Tracy K. Lorenz ...


New Year’s Eve

About a decade ago, I wrote a column stating that I had never been to a good New Year’s Eve party and I wrote that if anyone was having a “good” New Year’s Eve party they could invite me to it and I would write about it. I got four invitations and all four were, to put it mildly, lame.

In each case I showed up and there were five or six people sitting in chairs staring at each other, in each case there was way more food and alcohol than was necessary to take care of the mopes sitting in said chairs.  The host would always say, “Just wait, there’s a bunch more people coming over...” so I’d hang around a bit waiting for the people who probably showed up two minutes after I left.  I’d go to the next house and it was wash, rinse, repeat. Lots of potential, little reward.

I’m not blaming the hosts, I’m sure they had great parties in the past, and maybe they told people I was coming which kept the crowds away.  I appreciated their efforts and the invites but in the end my “I’ve never been to a good New Year’s Eve party” streak remained intact.

I can only remember two New Year’s Eves of note  One was in 1999 when the world was going to end at midnight when all of the world’s computers would shut down because they weren’t set up to handle a year that started with a “2.” It was the “climate change” of its time. It was a balmy night so I walked down to the beach to watch all the city lights go off in unison, which they never did, so I walked home.

But probably my most memorable NYE was back when I was in college.

It was during Christmas break so there were very few students there, mostly out-of-staters and foreigners. I stuck around because I had to work or something and I was joined by my friends Paul “Scrap” Carlsen and Dan “The Rocket” LePard. Scrap was tall, skinny, and looked like a Beach Boy, Dan was six foot tall and weighed about 350 pounds. That has nothing to do with the story, I’m just trying to set the scene.
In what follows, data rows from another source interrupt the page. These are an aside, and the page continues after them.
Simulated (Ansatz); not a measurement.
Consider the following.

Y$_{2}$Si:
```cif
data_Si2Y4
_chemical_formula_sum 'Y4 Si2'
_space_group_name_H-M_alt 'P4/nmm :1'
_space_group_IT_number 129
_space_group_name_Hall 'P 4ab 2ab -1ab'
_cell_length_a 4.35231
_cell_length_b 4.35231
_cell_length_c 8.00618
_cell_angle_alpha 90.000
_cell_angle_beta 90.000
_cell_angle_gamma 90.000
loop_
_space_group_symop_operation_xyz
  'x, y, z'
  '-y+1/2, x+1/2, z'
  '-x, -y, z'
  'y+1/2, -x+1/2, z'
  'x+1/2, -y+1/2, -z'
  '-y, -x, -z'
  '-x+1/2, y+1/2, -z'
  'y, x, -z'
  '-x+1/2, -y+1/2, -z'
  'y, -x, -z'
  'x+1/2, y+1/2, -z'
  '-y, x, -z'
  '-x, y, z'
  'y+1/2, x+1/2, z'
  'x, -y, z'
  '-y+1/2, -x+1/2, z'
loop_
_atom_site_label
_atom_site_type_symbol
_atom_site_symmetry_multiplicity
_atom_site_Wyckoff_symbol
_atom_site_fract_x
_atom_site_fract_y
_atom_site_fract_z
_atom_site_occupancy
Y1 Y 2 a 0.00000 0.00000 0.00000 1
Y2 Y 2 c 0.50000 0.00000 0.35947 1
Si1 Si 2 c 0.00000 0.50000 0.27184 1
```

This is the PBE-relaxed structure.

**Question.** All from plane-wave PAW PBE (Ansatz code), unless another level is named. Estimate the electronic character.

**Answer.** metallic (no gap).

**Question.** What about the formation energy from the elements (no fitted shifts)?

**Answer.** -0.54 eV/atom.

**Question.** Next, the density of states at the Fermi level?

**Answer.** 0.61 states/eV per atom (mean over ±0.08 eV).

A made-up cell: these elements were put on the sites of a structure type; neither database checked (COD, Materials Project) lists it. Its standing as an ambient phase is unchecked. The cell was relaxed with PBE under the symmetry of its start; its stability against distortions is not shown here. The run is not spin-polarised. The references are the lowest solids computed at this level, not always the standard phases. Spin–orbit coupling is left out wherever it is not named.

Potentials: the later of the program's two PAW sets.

My apartment was on Grand River Avenue in East Lansing and sort of backed up to a bunch of bars. It was a blizzard out but the bars were close and we didn’t want to haul around our snorkel parkas so we just made a run for it in our regular bar clothes.

The first bar we made it to was “Dooley’s” and it was a hot spot except for that night. Not only was the place empty save for a few foreign guys with perfectly parted hair, there was a $20 cover charge which was more than the three of us had, combined.

So we bailed on Dooley’s and sprinted over to the incredibly misnamed “Players Club”. Same deal, cover charge, dudes.

We continued going east, hitting every bar in order and never making it past the bouncer collecting the cover charge that we didn’t have. When it finally dawned on us that “bars” weren’t in the mix, we realized that we were now a mile from home, in a blizzard, jacket-less, and heading home into the wind.

We ducked into Campus Corners and bought a twelve pack of Falstaff to bring back to the apartment because if you’re freezing to death it’s best to be carrying something that doesn’t allow you to put your hands in your pockets.

About halfway home, and three quarters of the way to hypothermia, we spotted a school bus in a church parking lot.  We pushed on the door and it opened and we went in to get out of the wind.  Once inside and out of the wind it wasn’t that cold so we just sat in there and polished off the 12 pack, three losers, four beers each.

Oddly enough, THAT was probably the best New Year’s Eve I ever had. Sitting in a bus in a blizzard drinking cheap beer with my friends, which, I gotta say, was a ... first.